Those teachers couldn't be more wrong. Though, to clarify I am referring to reading and the exposure to it. We'd need someone who is informed on the developmental process of math skill to comment on "times tables".

> We'd need someone who is informed on the developmental process of math skill to comment on "times tables".

(I feel somewhat qualified...)

It is a mistake to make the kids memorize the times tables before they intuitively understand that multiplication is a repeated addition (or visually, that multiplication is a rectangle). The right moment to memorize comes a few weeks or months after they can calculate the result without memorizing. I think it is safer to wait, because many parents would be tempted to make it prematurely, in order "not to waste time".

Generally: understanding first, memorizing later. If you memorize first... many kids won't even try to understand, because "they already know it". The problem is, if you remember without understanding, there is nothing to correct you if you make a mistake. An incorrectly remembered fact feels exactly the same way as a correctly remembered fact, and you have no alternative way to check.

Also, memorizing instead of understanding is a strategy that works well in short term and terribly in long term, because memorizing a small thing for a few days is easy, but then you forget it (kids famously lose a lot of what they learned at school over summer holidays), and when the memorized things accumulate, it becomes too much and you start confusing them. Actual understanding takes more time, but it can survive the summer holidays, and already understanding many things makes understanding an additional thing easier.

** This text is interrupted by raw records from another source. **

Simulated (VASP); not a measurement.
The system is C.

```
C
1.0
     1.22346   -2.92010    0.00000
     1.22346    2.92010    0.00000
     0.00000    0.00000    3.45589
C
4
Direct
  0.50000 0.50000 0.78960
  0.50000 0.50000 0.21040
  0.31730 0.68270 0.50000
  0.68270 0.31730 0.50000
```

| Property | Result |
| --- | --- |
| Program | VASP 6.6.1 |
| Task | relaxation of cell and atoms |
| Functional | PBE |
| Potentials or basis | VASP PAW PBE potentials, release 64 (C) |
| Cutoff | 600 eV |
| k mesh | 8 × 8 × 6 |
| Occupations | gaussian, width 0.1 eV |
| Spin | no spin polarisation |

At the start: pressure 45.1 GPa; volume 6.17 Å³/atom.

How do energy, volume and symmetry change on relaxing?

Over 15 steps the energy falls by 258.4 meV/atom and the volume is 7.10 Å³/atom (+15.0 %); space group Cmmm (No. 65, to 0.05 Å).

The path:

(But when the day comes to memorize the times tables, spaced repetition is your friend.)

I'm guessing the advice stems from school being boring already and being ahead of your class makes it even more boring.

Though reading should be something teachers are equipped to handle very wide range of competency.

montessori does advanced math in kindergarten (advanced compared to regular kindergarten). i haven't heard anything about that leading to problems when those kids go to regular primary schools after that.